It is a bit costly to have an engine test stand. Aside from that, you also need to carefully account for some adjustments because of the varied engine sizes. If your budget is tight, you can opt to assemble an engine test stand out of some easy-on-the-pocket parts. You just have to know which of those parts are specifically matched to the engine that you wish to test. Here are some useful hints on how you can build an engine test stand:
- What is an engine test stand? It basically permits you to operate an engine even though you are not inside the vehicle. You run the test so you can readily discover the presence of any engine defect or malfunction. After your discovery, you can plan to fix the problems without the necessity of working around the rest of your vehicle.
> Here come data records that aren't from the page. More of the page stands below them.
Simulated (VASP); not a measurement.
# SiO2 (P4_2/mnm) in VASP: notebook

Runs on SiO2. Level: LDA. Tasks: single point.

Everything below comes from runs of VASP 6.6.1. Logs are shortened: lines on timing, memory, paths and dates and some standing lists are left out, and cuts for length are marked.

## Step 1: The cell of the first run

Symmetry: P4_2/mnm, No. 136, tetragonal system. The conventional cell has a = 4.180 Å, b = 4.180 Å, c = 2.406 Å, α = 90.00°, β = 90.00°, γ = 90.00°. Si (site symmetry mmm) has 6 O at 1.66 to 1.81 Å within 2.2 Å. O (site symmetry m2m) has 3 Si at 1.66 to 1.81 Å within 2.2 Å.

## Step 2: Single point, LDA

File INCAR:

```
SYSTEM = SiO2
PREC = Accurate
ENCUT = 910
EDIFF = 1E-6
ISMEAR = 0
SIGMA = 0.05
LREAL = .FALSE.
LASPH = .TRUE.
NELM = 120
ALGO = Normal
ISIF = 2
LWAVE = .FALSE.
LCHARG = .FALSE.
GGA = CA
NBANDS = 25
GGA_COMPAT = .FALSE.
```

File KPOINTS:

- What are the requirements of an engine test stand? There are several components involved in building an engine test stand. You need to be familiar with them in order for you to efficiently operate on your engine. Your engine motor requires electricity, a cooling device, an exhaust, and some gauges.
- What are the procedures involved in running an engine test stand?
- Use your engine hoist to easily lift your engine. Raise it up to an appropriate height, ideally about 4 feet above the ground.
- Construct a metal frame around your engine. You can improvise the frame by using two metal pieces. Each metal should be 4 feet long and a square inch thick. Position them vertically close to the back of your engine.
- Check out the bolts on the end mounts of your engine. Attach them into the pieces of metal. Be cautious here. Make sure that the lower parts of the each metal are properly placed on the floor. Follow the same procedure when you work on your front engine mounts.
- Bring out some metal strips, about four pieces. Weld them directly to the foundation of your metal rods. This allows you to create a strong base around your whole engine. Then, proceed by releasing your engine from its hoist.
- Take care of your tachometer, water temperature gauge, and oil pressure gauge by drilling three holes through a wooden block. See to it that the holes correspond with the respective dimension of the gauges. Set the gauges and secure them with screws. Continue by plugging the wires into the engine sensors. Actual sensor placements may differ based on design.
- Mount your muffler, including its tubing, directly into the port. Fasten your muffler so you can generate enough exhaust during your testing.
- Tie up your radiator to the metal frame. Then, start running hoses from it to prevent overheating. Double-check the water temperature by referring to the extra sensor attached to your radiator.
- Position your car battery just below your engine test stand. Connect the ground and hot cables to their respective engine block points. Your car battery powers your engine. You really don’t need to have an alternator. And finally, turn on your engine and conduct the necessary tests.
A good substitute for a metal frame is a wooden frame. Just make sure that its heavy enough to bear the weight. While running the test, provide enough ventilation.